No. There aren't. See my reply to choot. 1 is the boundary.Integral said:Fine, there is a finite number of 9s before the one. There must then be an infinite number of zeros AFTER the 1.
Absolutely! You can easily show it directly with long division. 9 goes into 9.0 0.9 times with a remainder of 0.09 - repeat forever and you get [itex]9/9 = 0.\bar 9[/itex].okidream said:Now, if you examine this case: Is 9/9 = 0.999.../0.999... ?
okidream said:Who says it's impossible? Tell me what do you get when you multiply 9 with 9. You get 81, don't you?. The last, of the last of the last place is the number 1, isn't it? Isn't that different from 9? So isn't the boundary the number 1?
the issue here is, how are you going to write the infinite number 8.999...1, (encapsulated with the last of the last value that ends with '1') in the definition given in all of maths? I can't think of any way, except like I wrote it--- 8.999...1.
Which is the reason I think the decimal point system, even if it has been worked on for centuries old, as Integral put it, which case I don't really give a toss, is pretty darn useless and only creates fallacies of its own.master_coda said:It's impossible by definition. If there is a last value, then by definition there are only a finite number of values. If you have an infinite number of digits, there is no last one. Saying "1 is the boundary" doesn't magically change this fact.
okidream said:Which is the reason I think the decimal point system, even if it has been worked on for centuries old, as Integral put it, which case I don't really give a toss, is pretty darn useless and only creates fallacies of its own.

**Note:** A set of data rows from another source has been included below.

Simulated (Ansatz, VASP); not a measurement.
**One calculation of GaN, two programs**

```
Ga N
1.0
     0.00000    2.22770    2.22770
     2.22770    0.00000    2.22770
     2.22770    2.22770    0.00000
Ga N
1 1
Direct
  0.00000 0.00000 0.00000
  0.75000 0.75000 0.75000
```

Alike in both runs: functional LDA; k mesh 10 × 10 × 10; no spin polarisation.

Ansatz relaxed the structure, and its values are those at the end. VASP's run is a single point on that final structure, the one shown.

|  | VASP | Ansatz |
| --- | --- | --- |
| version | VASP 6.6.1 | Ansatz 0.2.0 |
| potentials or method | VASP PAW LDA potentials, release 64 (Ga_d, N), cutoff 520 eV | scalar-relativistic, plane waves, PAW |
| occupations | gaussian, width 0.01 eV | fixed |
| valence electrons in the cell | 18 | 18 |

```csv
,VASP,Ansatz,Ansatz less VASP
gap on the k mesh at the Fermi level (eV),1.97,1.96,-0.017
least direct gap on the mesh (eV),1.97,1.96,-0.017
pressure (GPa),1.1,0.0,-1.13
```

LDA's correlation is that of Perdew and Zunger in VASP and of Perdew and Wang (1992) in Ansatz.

Just as how you point it's impossible for me to do so by definition, why can't I point out that it's impossible too by definition that:
0.333... is the sum of the G.P of the decimal point additions which reaches the sum 1/3, is all but plain fallacy.
The same argument I can say 1/3 is the sum of the G.P with a = 1/4 and r = 1/4, (the series looks like 1/4, 1/4^2, 1/4^3, ... ), and then I conclude that my number base was 4 and the number was 0.111...
okidream said:Which is the reason I think the decimal point system, even if it has been worked on for centuries old, as Integral put it, which case I don't really give a toss, is pretty darn useless and only creates fallacies of its own.
okidream said:Just as how you point it's impossible for me to do so by definition, why can't I point out that it's impossible too by definition that:
0.333... is the sum of the G.P of the decimal point additions which reaches the sum 1/3, is all but plain fallacy.
okidream said:The same argument I can say 1/3 is the sum of the G.P with a = 1/4 and r = 1/4, (the series looks like 1/4, 1/4^2, 1/4^3, ... ), and then I conclude that my number base was 4 and the number was 0.111...
Think about it, and stop shooting me with what I did wrong, because from the start (which is possibly the definition itself) it seems already wrong.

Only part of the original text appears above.